The Indian Premier League cricketing carnival faced serious questions on Monday after a panel probing malpractices in the tournament indicted top administrator N Srinivasan for inaction and said officials from two top teams were involved in illegal betting.
In its final report submitted to the Supreme Court, the panel headed by retired judge Mukul Mudgal blamed Srinivasan for not acting against a cricketer violating the code of conduct during an IPL tournament. But it said he himself was never involved in match-fixing nor did he try to scuttle the probe into the scandal.
It also said that the IPL's chief operating officer, Sundar Raman, had admitted knowing that Gurunath Meiyappan of Chennai Super Kings (CSK) and Raj Kundra of Rajasthan Royals (RR) were involved in betting but did nothing about it, which means he could lose his job if he cannot furnish a proper explanation.
CSK, a franchise led by India captain Mahendra Singh Dhoni that has won the tournament twice in its seven-year history, and RR, which won the first edition in 2008, face the risk of termination if violations by Meiyappan and Kundra are proven.
The report also mentioned two unnamed individuals, 2 and 3. Individual 2 frequently met Meiyappan in his hotel room, it said, and individual 3 is the person in the code of conduct violation to which Srinivasan is alleged to have turned a blind eye.
The panel's findings add to the credibility problem of the IPL, which has been mired in controversy since May last year when India fast bowler S Sreesanth and two of his RR teammates were arrested by Delhi Police on charges of spot fixing, or influencing the outcomes of parts of a match in exchange for money.
Srinivasan, who was asked to temporarily step aside by the Supreme Court in March pending the inquiry, said: "It's up to people to interpret the findings, I would much rather wait for the Supreme Court verdict to commit to a comment." The Court is to take up the report on November 24 when the response filed by the four indicted persons will also be considered.
Srinivasan's adversaries, however, were quick to claim that the report proved their charges against him. Aditya Verma of Cricket Association for Bihar (CAB), who has petitioned the SC against BCCI boss, said the committee's conclusions made it untenable for Srinivasan to contest the upcoming board elections. "Cover up is also a crime," Verma told HT.

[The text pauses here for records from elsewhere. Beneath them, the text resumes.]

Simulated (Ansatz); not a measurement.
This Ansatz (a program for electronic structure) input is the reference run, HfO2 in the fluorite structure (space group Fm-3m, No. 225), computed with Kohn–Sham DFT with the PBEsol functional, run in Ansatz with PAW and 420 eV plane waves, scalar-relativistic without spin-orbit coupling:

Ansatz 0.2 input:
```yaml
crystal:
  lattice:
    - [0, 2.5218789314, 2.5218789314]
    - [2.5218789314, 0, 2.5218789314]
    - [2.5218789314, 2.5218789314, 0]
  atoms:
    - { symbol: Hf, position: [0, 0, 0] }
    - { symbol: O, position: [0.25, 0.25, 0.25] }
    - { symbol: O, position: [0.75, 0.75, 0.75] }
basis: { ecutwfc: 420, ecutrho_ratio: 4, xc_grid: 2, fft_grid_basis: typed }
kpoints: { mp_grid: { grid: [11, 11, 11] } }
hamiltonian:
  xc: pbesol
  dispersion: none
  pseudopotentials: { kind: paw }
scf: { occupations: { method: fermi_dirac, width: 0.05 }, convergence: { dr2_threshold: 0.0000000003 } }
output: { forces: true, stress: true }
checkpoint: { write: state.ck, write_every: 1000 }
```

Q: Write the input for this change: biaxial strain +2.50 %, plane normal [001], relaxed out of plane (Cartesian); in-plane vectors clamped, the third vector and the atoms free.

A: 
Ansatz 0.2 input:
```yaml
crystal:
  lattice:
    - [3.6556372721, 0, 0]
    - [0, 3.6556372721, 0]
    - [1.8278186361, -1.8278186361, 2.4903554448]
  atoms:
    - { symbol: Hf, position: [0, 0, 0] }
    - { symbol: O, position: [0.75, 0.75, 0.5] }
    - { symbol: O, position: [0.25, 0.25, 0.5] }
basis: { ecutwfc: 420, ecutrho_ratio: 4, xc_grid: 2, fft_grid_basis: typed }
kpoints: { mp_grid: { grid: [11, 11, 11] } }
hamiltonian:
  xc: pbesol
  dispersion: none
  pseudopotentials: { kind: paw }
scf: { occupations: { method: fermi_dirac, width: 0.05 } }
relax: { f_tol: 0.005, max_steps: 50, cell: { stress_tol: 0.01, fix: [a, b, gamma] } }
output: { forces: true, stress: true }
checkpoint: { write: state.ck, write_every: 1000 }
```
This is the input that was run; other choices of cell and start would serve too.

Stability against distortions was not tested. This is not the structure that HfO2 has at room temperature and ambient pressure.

"Any decision will be taken after the SC verdict. However there is hardly any opposition for Srinivasan," a senior BCCI official and working committee member said on the eve of the board's emergent working committee meeting in Chennai.
The Mudgal panel said that Meiyappan, who is Srinivasan's son-in-law, and Kundra were in regular touch with bookies and involved in betting. The panel found it "intriguing" that Rajasthan Police abruptly stopped their investigation against Kundra without any reason after receiving the case papers from the Delhi Police.
On Sundar Raman, the report also said, "(He) knew a contact of a bookie and had contacted him eight times in one season."
When questioned Raman "admitted" he "knew" the contact of the bookies, but claimed he wasn't aware of his connection with betting activities.
Raman also accepted that he had received information about Meiyappan and Kundra taking part in betting activities but was informed by the International Cricket Council's anti-corruption chief that this was not actionable information.
"It is only natural that Raman has to defend himself in the court through his submission," said Srinivasan.
The panel said that Meiyappan was a CSK team official and not just a mere "cricket enthusiast" as Srinivasan had claimed. Investigations also proved Meiyappan was in constant touch with a middleman for betting.
On Meiyappan, the report said: "Investigations have confirmed that this individual was a team official of a franchise. He was frequently meeting individual 2 (name withheld) in his hotel room. …the finding about his betting activities and the finding that he was a team official stood confirmed."
Kundra was in regular touch with a punter who admitted having placed bets on his behalf. "Materials on record indicate that individual 11 was placing bets or was at the minimum standing guarantee for his punter friend," it said.